Introductory Segment | Director & Writer: Laurie Anderson. Cast: Laurie Anderson. Director of Photography: Joey Forsyte. Gaffer: Peter Boynton, John Roche. Grip/Swing: Kit DiBenedetto, Patrick J. Webb. Make-up: Brooke Hunyady. Props: Heather Dunbar, Ali Goldman, & Zhanna Gurvich. Editor: Melody London. Assistant Editor: John Kim. Tai Chi Music by: Oliver Shanti & Friends.
Creative Consultant: Ed Sherin. Art Design and Direction: Open, New York. Animation, Visual Effects & Compositing: Spontaneous Combustion. On-Line Editor: Don Wyllie & Frame:Runner NYC. Composer: Peter Foley. Music Supervisor: John Yaffé. Sound Editing: Margaret Crimmins, Greg Smith, & Dog Bark Sound. Sound Mix: Tony Volante & Soundtrack, New York. Post-Production Supervisor: Michael Weingrad & Keir Randall.
Artworks courtesy of: Margaret Kilgallen; Sally Mann; Barry McGee; Pepón Osorio; Richard Serra; Bernice Steinbaum Gallery; Deitch Projects; Edwynn Houk Gallery; & Ronald Feldman Fine Arts. Archival footage of Barry McGee courtesy of: Thomas Campbell.
Special Thanks: Anne C. Baker; Alison Beall; City Lights; Silvia Karman Cubina; Susan Delson; Escuela de Artes Plasticas; Goldenberg Family; Russell Hassell; Jenni Holder; Instituto De Cultura Puertorriquena; Bruce Mac Corkindale; The Mann Family; Margarita Moreno; Museo de Arte Contemporaneo de Puerto Rico; Museo de Arte de Puerto Rico; Chris Pullman; Tina Rosario and family; Tamberelli Video; Tropical Visions; UCLA Hammer Museum; Virginia Museum of Fine Arts; Darin Webb
Interns: Maytal Ahrony, Joyce Alcantara, Christina Darcy, Leslie Fritz, Johanna Goldfeld, Susannah Gust, Sage Lehman, Kelly McCoy, Genevieve Mercatante, Jeff Seelbach, & Stacy Wu.
Public Relations: Kelly & Salerno Communications. Legal Counsel: Albert Gottesman.

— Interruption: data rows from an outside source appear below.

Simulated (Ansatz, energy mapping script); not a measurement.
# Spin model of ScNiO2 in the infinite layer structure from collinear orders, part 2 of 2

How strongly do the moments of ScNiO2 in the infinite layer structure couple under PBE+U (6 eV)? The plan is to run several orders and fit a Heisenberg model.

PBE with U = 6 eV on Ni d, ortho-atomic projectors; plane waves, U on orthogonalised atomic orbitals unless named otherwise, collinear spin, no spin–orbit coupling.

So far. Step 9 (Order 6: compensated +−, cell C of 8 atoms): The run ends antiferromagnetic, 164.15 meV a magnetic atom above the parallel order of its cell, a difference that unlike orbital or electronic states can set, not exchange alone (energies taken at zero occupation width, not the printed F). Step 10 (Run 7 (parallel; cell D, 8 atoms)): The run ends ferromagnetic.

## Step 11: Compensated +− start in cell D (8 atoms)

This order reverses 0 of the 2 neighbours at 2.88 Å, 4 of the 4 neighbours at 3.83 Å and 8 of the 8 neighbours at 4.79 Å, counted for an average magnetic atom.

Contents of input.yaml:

Major underwriting for Season 1 of Art in the Twenty-First Century is provided by Robert Lehman Foundation, PBS, National Endowment for the Arts, Corporation for Public Broadcasting, Rockefeller Brothers Fund, Agnes Gund and Daniel Shapiro, The Allen Foundation for the Arts, The Broad Art Foundation, The Jon and Mary Shirley Foundation, Bagley Wright Fund, The Rockefeller Foundation, The Andy Warhol Foundation for the Visual Arts, The Horace W. Goldsmith Foundation, and The Foundation-to-Life.
Closed captions
Through the Art21 Translation Project, multilingual audiences from around the globe can contribute translations, making Art21 films more accessible worldwide.
Interested in showing this film in an exhibition or public screening? To license this video please visit Licensing & Reproduction.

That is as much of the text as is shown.